There’s a moment most students know well: study for the exam, show up on time, answer every question, and still get a grade that makes you wince.
You immediately think:
- The professor must’ve graded unfairly.
- The questions weren’t clear.
- The curve was messed up.
And maybe all of that is true. But maybe there’s something else worth noticing too. When something goes wrong, where do you go to place blame first: outside yourself or inside?
That’s locus of control, and it plays a huge role in how people make decisions about integrity.
What is Locus of Control?
Locus of control is a psychological concept that describes whether you believe the outcomes in your life are controlled by external forces (professors, companies, luck, systems) or internal ones (your effort, values, decisions).
Neither is inherently bad. In fact, being aware of real constraints, like systemic bias or structural disadvantage, is part of integrity too. But when the balance skews too far to the external, people start saying things like:
- "Everyone cheats on this assignment, it’s just how it works."

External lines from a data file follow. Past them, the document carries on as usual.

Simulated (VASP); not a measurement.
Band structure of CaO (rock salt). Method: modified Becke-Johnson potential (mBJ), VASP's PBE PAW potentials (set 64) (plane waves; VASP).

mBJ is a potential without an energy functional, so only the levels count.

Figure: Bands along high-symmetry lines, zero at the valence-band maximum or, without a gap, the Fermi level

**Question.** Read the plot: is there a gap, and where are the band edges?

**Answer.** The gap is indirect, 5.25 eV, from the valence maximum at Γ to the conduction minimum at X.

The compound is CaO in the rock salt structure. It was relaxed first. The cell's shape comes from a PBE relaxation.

- "What’s the point of reporting that? Nothing will change."
- "I didn’t have a choice. It’s what the system required."
That shift from agency to external resignation marks the beginning of the integrity gap.
The Academic Example: "Collaboration" or Cheating?
Imagine a group of students working on a take-home exam. The instructions say: Do this individually. But there’s a long-standing culture in the class where everyone “checks answers” together in a group chat.
Some students feel uncomfortable. Others justify it: "This class is impossible, and the professor doesn’t teach well. You either share or you fail."
That’s an external locus of control in action. It doesn’t mean those students are unethical: it means they’ve learned to outsource the responsibility to the professor, the culture, the structure. Over time, this learned behavior erodes the muscle that says: What do I believe is right even if no one else is doing it?
And the integrity issue is rarely about one decision. It’s the accumulation:
- You do it once and feel nervous.
- You do it again and justify it.
- Then you do it again and forget it ever felt wrong at all.
This is how norms are built. Not from intent, but from repetition.
Faculty Face It Too
Professors aren’t immune. Ever adjusted a grade to avoid a conflict with a high-maintenance student? Avoided reporting a plagiarism case because it wasn’t worth the hassle?
These are locus-of-control moments. And every time we make decisions based on what we think the system will or won’t support, we train ourselves to believe we’re not really in charge.
That’s the integrity gap. And it shows up everywhere: in committee decisions, in how flexible we are with certain students, in whether we hold our peers accountable for questionable conduct. The more we defer to the institution—its policies, its politics, its perceived consequences—the less we feel able to act in alignment with our own judgment.
So, What Can We Do?
The point isn’t to shame people into never feeling externally pressured. It’s to reclaim agency in the small moments, so the big ones don’t catch us off guard.
Good integrity leadership doesn’t ask: Was this within policy? It asks:
- What part of this decision was mine to own?
- Where did I let the system decide for me?
- What am I reinforcing by doing it this way?
- Who am I becoming in the process?
Because locus of control isn’t fixed. It’s learned, and it’s practiced one choice at a time, even when it feels like no one’s watching.
For Classrooms, Not Just Corporations
These dynamics don’t begin in boardrooms. They start in syllabi, study groups, and office hours.
That’s why leadership in academic spaces matters. Students don’t just learn content; they learn how decisions get made, how power is distributed, and what it looks like to act on principle. And often, what they learn there becomes their default when the stakes are much higher.
Students watch what happens when others cheat and succeed, when faculty stay silent, and when the administration shrugs. Those moments are recorded. And when those same students step into jobs, leadership roles, or high-pressure ethical dilemmas, those old recordings can still play in the background:
- "If no one else speaks up, maybe I shouldn't either."
- "It’s not my responsibility to fix this."
- "The system will never change, so why bother?"
But we can offer a different model. We can make room in our classrooms, faculty lounges, and committee rooms for this question:
What are we teaching—explicitly or implicitly—about who has control, and what it means to act with integrity?
Because every act of integrity, whether quiet or loud, teaches someone else what’s possible. So, next time a decision point comes up on a test, in a classroom, or on a committee pause and ask: What am I telling myself I can’t control?
That’s probably the exact place where your integrity is being shaped.